In debate and discourse the “Straw Man” is the character the debater draws up in his narrative that he will use to represent his opponent which he will then be able to knock down as easily as if he were a scarecrow made of straw.
So, Mickey will make a straw man to represent Republicans. He is looking forward to knocking that straw man down to the ground or below.
And Mickey will make the scarecrow out of Iowa Senator Charles Grassley. Made out of corn husks is almost the same as made out of straw, right? And Grassley is around nine hundred years old, so if there is any of the old iron left in his soul, it has long since dissolved into rust. Mickey’s verbal fists will not get broken bones in them.
I once shook Charles Grassley’s hand back in the 1970’s at the Wright County Fair in Eagle Grove, Iowa. He asked me to vote for him because I lived in his district, and he meant to do the right thing in Washington for the average hard-working farm family. So, I voted for him in 1976. And I did not regret that vote. Of course, that was the real Grassley. Not the corn-husk man Mickey is making for this essay.

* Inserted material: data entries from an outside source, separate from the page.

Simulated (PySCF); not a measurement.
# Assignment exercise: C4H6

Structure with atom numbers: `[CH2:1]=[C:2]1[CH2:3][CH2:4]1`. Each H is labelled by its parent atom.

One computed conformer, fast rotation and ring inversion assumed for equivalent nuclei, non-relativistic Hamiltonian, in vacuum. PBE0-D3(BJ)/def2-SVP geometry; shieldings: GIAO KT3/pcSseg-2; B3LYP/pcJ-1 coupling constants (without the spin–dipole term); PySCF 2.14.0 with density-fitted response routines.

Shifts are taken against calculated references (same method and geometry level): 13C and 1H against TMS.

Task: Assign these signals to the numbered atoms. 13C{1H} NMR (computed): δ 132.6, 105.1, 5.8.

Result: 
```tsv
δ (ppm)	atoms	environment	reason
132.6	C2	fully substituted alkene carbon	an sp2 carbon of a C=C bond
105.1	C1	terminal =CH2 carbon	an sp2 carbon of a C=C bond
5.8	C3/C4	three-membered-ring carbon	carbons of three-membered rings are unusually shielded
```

I used to respect Republicans. Certain Republicans, anyway. The ones that still stood for something good. The ones who supported the Eisenhower Administration’s platform.
This was the Republican Party in the year that I was born. These were some of the principles that Mickey’s corn-husk man promised to uphold.
But then came Ronny Ray-Gun.
And the Republican Party got remade. They became the party of rich people. Ronny Ray-Gun introduced Voodoo Economics (a theory given its name by George HW Bush.)
“A rising tide lifts all boats,” said Ronny.
Of course, he meant, “If you’re not rich enough to own a boat, you can drown and we won’t care.”
And the corn-husk man, Mickey’s Straw Man in this argument, could’ve objected, and insisted Congress did not go down the yellow-brick road that Ronny laid out for the GOP. Instead, he said Ray-Gun was a truly great President, and he proceeded to make himself rich enough to buy a boat, something his average farmer-constituents did not have.
And when the conservatives on the Supreme Court handed an election victory to Lonesome George the Rodeo Clown that he probably didn’t actually win, Mickey’s corn-husk-filled Straw Man thought, “Isn’t it wonderful that we get to be in power without winning an election first!”
And the Straw Man went on to help the GOP faithful (now less the Grand Old Party, and more the Greedy Old Poopheads) put a justice on the Supreme Court who sexually harassed a black woman and never apologized for it, and a justice who likes beer enough to not remember trying to rape a teenage girl at a party when he was also a teen and caused Mickey’s Straw Man to be outraged… not at the Justice’s attempted crime, but at the fact that Democrats wanted to investigate the crime he committed.
And then came the years of The Donald, allegedly born of an orangutan and allegedly the winner of the 2016 election, and all the monkey poo that the king of all monkeys could fling. And Mickey’s Straw Man failed to remove him after he was impeached…. twice in fact.
Such is the nature of Straw Men. All of the Republican Straw Men are pretty much the same. I have a grudging respect for Mitt Romney, Lisa Murkowsky, Jeff Flake, and Liz Cheney. And I haven’t made up my mind about Susan Collins… because she, like any Straw Man, can’t make up her own mind. But even those few believe in Ronny Ray-Gun’s boat theory.
So, now Mickey should deliver a haymaker or two on the corn-husk-filled Straw Man. He should be easy to knock down. But all the Iowa voters… and Texas voters too… have straw where their brains ought to be. This is why the party of the farmers was once-upon-a-time known as the Know-Nothing Party. So, knocking down the Straw Man has no visible effect on the votes of any of them. Oh, well… Mickey tried.